On This Day in Aviation History

On This Day in Aviation History

1867 – Birth of René Hanriot, French racing driver, early aviation pioneer and aircraft designer.

1912 – Death of Arthur Laibel “Al” Welsh, a Jewish, Russian-born American pioneer aviator and the first flight instructor for the Wright Brothers; he is killed in the crash of his Wright Model C along with Leighton Wilson Hazelhurst, Jr., another pioneer in U.S. aviation history.

1926 – First flight of the Ford Trimotor (also called the “Tri-Motor”, and nicknamed “The Tin Goose”), an American three-engined transport plane.

1933 – Spanish aviators Mariano Barberán y Tros de Ilarduya, Joaquín Collar Serra and Modesto Madariaga lands the “Cuatro Vientos” (a specially built Br.19 TF Super Bidon) in Camagüey, Cuba, after a transatlantic flight of 4,548 miles and nearly 40 hours from Spain.

1971 – British pilot Sheila Scott (shown above) takes off for the first flight by a light plane from equator to equator via the North Pole. Flying in a Piper Aztec D, she covers 34,000 miles.

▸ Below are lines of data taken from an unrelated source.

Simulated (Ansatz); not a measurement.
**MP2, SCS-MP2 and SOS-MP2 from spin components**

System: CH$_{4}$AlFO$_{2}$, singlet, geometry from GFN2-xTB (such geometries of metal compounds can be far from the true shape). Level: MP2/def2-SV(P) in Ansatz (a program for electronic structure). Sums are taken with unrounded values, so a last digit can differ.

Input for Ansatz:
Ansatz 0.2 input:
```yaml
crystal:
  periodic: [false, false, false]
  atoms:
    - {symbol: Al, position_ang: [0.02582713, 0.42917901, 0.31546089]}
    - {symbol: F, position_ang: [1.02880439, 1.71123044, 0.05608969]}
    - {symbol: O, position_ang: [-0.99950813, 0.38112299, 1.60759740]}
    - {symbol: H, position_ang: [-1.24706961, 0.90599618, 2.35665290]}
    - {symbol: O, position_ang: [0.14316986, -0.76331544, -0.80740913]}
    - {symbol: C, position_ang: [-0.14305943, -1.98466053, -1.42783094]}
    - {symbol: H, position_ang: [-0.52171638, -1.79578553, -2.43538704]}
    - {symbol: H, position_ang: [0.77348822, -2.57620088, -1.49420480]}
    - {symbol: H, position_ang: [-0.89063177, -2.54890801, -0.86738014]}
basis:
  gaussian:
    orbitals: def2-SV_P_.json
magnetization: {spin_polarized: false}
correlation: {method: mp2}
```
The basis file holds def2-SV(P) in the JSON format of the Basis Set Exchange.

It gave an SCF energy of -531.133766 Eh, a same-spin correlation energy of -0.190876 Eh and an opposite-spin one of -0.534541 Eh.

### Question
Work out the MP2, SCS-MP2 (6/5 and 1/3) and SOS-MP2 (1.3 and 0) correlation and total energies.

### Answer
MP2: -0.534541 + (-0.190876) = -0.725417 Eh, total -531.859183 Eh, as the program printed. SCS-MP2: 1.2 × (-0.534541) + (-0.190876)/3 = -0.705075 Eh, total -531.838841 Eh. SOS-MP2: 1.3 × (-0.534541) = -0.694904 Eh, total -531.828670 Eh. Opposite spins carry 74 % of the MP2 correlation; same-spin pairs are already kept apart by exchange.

1991 – The first crash involving a Bell-Boeing Osprey occurs when the fifth MV-22 three minutes into its maiden flight at a Boeing flight test facility at Wilmington, Del., suffers problems with the gyros and crashes into the ground from a 15-foot hover during an attempted landing. Two crew eject and survive. Two of the three roll-rate gyros had been wired in reverse.